TMS320F28379D: fmin, fmax running slowly (calling 64-bit functions)

Wil P.

Part Number: TMS320F28379D

This is a post about a development tool or software, but I seem to have created it in the wrong spot. Please move it as appropriate.

Hello,

Here is my setup:

Windows 10
CCS 10.2
F28379D
TI v20.12.0.STS
Processor options: fpu32, tmu0, vcu2, relaxed (fp_mode)
EABI
Libraries included: c28x_fpu_dsp_library_eabi, rts2800_fpu32_eabi

I am trying to use the FPU instruction MINF32 and MAXF32. As described on SPRUEO2 (Float Instructions), MINF32 is a single cycle instruction.

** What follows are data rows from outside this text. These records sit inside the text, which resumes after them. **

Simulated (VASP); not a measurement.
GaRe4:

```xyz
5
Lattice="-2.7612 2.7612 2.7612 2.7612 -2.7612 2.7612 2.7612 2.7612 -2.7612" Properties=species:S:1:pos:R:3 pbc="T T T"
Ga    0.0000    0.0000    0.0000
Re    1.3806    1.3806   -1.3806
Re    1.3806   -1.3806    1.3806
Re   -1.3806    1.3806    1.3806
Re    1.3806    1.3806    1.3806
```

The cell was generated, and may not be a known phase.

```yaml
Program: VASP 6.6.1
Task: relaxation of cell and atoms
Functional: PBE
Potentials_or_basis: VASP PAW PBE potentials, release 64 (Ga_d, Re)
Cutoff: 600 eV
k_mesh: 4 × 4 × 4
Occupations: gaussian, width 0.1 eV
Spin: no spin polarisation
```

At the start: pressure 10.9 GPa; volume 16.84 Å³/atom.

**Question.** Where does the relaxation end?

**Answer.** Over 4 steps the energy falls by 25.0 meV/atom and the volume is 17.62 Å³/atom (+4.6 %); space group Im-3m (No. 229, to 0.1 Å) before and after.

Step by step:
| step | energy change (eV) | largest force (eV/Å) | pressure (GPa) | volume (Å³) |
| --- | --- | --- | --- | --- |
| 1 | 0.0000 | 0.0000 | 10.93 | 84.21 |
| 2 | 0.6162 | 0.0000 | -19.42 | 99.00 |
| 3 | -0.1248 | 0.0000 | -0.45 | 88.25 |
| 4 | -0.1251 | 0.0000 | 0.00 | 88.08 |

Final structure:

Consider the following code:

target=fmaxf(orig,min);

Instead of calling the MAXF32 function, it calls the following code from the ti_fmax.c file in the compiler directory:

#if FLT_MANT_DIG != DBL_MANT_DIG
float fmaxf(float x, float y)
{
    if (isnan(x)) return y;
    if (isnan(y)) return x;

    /* -0 and +0 compare equal, but we must return +0, so check the
        sign bit */

    if (__FLOAT_SIGN_BIT_ZERO(x) != __FLOAT_SIGN_BIT_ZERO(y))
        if (__FLOAT_SIGN_BIT_ZERO(x)) return x;
        else                          return y;

    return (x > y ? x : y);
}
#else
float fmaxf(float x, float y) __attribute__((__alias__("fmax")));
#endif

double fmax(double x, double y)
{
    if (isnan(x)) return y;
    if (isnan(y)) return x;

    /* -0 and +0 compare equal, but we must return +0, so check the
        sign bit */

    if (__DOUBLE_SIGN_BIT_ZERO(x) != __DOUBLE_SIGN_BIT_ZERO(y))
        if (__DOUBLE_SIGN_BIT_ZERO(x)) return x;
        else                           return y;

    return (x > y ? x : y);
}

The pre-processor directive fails because in float.h, FLT_MANT_DIG is 24 and DBL_MANT_DIG is 53, so the code defined as a double is called. This code uses 64-bit definitions which I am aware that the processor does not support natively. As you can see in the processor options above, I have set the floating point support setting to fpu32. The code runs very slowly compared to a conditional by an order of magnitude.

In the end, I would like the min and max functions to be 32-bit and run in a single cycle. Ultimately I need to bound a variable so I want something like this:

target= fminf(fmaxf(orig,min),max);

I expect that to compile into several 32-bit register moves and a MINF32 and MAXF32, say 10 cycles at most.

Summary of questions that I would like some answers to:

Is the call to the ti_fmax.c fmax function a bug? How do I force it to run the FPU instruction? I tried __MAXF32, but it did not work. Ideally, I would like the compiler to do this.
What is the fastest way to bound a float variable on this system? I have to do this many times in my application. Currently I am doing something very similar to a nested version of "return (x > y ? x : y);".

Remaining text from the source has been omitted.